Any art form ought to be understood as a communicative medium in which the thing being communicated is not an idea, but an emotion.  Language communicates intellect, whereas art communicates sensation.  The two are certainly compatible, as in poetry, but also just as certainly inimitably unique.  And as communication requires the process of a message being sent and received, we must acknowledge that distinct communication is impossible without the process of time.  Thus, as words in a sentence are given meaning through context of contiguous words in the same sentence, and sentences are given sub-textual meaning through context of other sentences within a conversation, given shots within a scene will conform to an over-tonal meaning intrinsically contextualized by other shots within the same scene, and in a broader sense, other scenes throughout the film.

A single image has no more inherent meaning than a single letter of the alphabet.  Also, the constant presence of all images has no meaning because it is impossible for the human mind to perceive multiple images simultaneously.  We require chronological juxtaposition for context, and as proven above, context is required for the receiver/audience to deduce meaning.  That is not to say that the audience is incapable of discerning multiple layers of information simultaneously, but rather that such information must exist free from superimposition between parts.  (Film Form)
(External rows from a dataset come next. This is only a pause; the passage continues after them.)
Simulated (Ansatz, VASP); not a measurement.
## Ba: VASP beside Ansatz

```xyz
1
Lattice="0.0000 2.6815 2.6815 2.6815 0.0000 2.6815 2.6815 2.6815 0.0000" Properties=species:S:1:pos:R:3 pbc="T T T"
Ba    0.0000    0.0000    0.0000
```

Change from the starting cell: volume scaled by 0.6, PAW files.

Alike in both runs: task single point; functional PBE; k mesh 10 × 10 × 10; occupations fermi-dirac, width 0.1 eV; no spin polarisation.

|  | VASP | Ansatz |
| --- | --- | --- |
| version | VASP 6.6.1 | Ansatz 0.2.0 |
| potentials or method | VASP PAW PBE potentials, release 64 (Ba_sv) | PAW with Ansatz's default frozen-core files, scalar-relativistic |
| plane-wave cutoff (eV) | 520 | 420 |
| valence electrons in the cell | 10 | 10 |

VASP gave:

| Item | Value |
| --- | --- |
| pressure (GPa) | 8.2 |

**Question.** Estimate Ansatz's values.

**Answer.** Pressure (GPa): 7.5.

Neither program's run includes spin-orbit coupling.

In the essay The Filmic Fourth Dimension, Eisenstein compares film to music thusly, “There, along with the vibration of a basic dominant tone, comes a whole series of similar vibrations . . . Their impacts against each other . . . envelop the basic tone in a whole host of secondary vibrations . . . We find the same thing in optics, as well. All sorts of aberrations, distortions, and other defects, which can be remedied by systems of lenses, can also be taken into account compositionally, providing a whole series of definite compositional effects.”  To simplify, he is describing the methods by which musicians and filmmakers are capable of manipulating audience emotion.  The interesting thing about this analogy is that film is not only comparable to music, it can also incorporate music into its own being.  The overtones and undertones of an operatic motif compliment the visual overtones and undertones of the cinematography and editing.  This is the heart of Soviet Montage theory: a non-meaningful point is complimented, supplemented, and superimposed by a carefully crafted selection of spatially related points to create a full-sensory emotional experience.  (Dialectic, The Filmic Fourth Dimension, Methods of Montage)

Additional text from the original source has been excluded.